For Chelsea and my final video, we wrote the script for 2 of our personas: a college student and a senior citizen. This worked out perfectly since we knew two people who would work for our personas. Below is our script we used for the video:


1. Drake is a sophomore in college who meets with his friends each week to play Dungeons and Dragons, a role-playing game where the story line changes.

2. Unfortunately, people have been leaving the group and Drake suspects that people are losing interest.

3. Drake’s begins thinking of a way to make game night fun again and decides to purchase a Playerbot to revive the group.

4. The playerbot can print 3D representations of the scenes and actions. It can even print the board for each time the players start a new game.

5. When the players are finished with the 3D pieces, the Playerbot will recycle them allowing Drake and his friends to play and print without waste.

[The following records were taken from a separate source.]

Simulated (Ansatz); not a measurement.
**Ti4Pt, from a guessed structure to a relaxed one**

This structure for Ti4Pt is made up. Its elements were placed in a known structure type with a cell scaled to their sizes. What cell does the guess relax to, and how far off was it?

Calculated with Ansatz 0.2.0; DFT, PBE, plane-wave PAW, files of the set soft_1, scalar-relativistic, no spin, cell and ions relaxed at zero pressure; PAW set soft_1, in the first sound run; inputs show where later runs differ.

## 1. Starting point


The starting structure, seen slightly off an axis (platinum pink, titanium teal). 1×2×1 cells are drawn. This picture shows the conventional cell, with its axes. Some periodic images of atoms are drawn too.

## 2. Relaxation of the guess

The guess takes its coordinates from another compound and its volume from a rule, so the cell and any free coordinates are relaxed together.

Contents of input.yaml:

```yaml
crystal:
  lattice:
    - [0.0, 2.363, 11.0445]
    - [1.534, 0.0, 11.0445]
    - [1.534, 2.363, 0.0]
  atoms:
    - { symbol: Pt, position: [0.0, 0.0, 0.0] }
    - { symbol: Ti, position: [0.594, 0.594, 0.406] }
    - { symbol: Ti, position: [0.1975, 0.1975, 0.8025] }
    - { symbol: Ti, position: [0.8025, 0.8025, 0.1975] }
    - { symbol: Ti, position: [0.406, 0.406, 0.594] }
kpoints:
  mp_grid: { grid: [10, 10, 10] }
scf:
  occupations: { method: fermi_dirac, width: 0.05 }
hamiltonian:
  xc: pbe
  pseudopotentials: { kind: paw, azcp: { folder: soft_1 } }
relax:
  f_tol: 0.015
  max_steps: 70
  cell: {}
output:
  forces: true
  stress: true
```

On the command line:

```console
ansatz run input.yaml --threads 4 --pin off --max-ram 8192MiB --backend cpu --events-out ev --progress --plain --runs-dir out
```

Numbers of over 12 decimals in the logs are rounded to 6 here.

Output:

6. The Playerbot has been such a success that Drake’s game night has been busier than ever!


1. Jose is a 71-year-old retiree who stays sharp by reading and playing games at his local community center

2. He likes games like quarto but doesn’t always have someone to play against

3. His family recently bought him a Playerbot which allows him to play new games all the time, even if he’s by himself.

4. The Playerbot tests his memory with new and unique games every time he plays like Trivial Pursuit and Memory.

5. By printing new 3D games, Jose is able to ignite his memory as he stays sharp through his senior years – whether it be alone or with friends.

Then, we used sketches to go along with the script. These helped us imagine how we were going to layout the characters in each of the still photos. Here are the sketches we followed:

20130509-133701.jpg 20130509-133708.jpg

Finally… our final product. We used iMovie to create the movie and after learning in class how it works – it was relatively simple! Enjoy:)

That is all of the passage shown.